Service Stripes (aka Service Chevrons)
Each bar designates 5 years of service. If service was during war year a red background was added for Infantry & Cavalry or blue background for Artillery. Service stripes would be uncommon in early war images
when only Regular Army soldiers would qualify for them. With the reenlistment of
veteran volunteers, service stripes were seen in late war images among the volunteers,
who would have had less than five years service in a war that did not last that long.
This was authorized by General Orders 191 of June 25, 1863 as a distinction for those
whose reenlistments as veteran volunteers were badly needed. Priced per set of two, one for each sleeve.
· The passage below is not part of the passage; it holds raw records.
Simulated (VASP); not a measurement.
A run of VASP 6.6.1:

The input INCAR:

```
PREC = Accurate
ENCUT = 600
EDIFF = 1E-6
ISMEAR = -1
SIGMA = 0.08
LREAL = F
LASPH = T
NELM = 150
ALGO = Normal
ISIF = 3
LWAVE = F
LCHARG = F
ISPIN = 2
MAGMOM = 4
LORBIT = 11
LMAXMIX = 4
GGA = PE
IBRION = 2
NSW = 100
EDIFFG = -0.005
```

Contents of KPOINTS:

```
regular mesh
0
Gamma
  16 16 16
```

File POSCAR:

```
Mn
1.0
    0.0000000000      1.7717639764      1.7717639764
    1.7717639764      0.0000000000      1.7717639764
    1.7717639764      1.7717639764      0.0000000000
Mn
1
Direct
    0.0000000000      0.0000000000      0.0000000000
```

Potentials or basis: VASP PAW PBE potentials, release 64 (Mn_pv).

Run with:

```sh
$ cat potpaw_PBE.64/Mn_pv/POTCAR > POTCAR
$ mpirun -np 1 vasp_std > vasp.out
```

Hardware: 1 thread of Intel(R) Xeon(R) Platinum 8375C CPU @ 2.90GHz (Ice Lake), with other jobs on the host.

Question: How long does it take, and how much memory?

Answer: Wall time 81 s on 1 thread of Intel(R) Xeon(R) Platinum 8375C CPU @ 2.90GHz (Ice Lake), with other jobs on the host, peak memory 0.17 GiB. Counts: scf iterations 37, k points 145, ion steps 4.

U.S. Army Uniform Regulations, 1861: 1558. To indicate service--all non-commissioned officers, musicians and privates, who have
served faithfully for the term of five years, will wear, as a mark of distinction, upon both sleeves of
the uniform coat, below the elbow, a diagonal chevron, one-half an inch wide, extending from
seam to seam, the front end nearest the cuff, and one-half an inch above the point of the cuff, to be
of the same color as the edging on the coat. In like manner, an additional half chevron, above and
parallel to the first, for every subsequent five years of faithful service; distance between each
chevron one-fourth of an inch. Service in war will be indicated by a light or sky blue stripe on
each side of the chevron for Artillery, and a red stripe for all other corps, the stripe to be one-eighth of an inch wide.
This corporal is wearing one reenlistment service stripe on each sleeve. His uniform frock coat is worn as a lapel coat with the
standing collar turned down and a vest under it.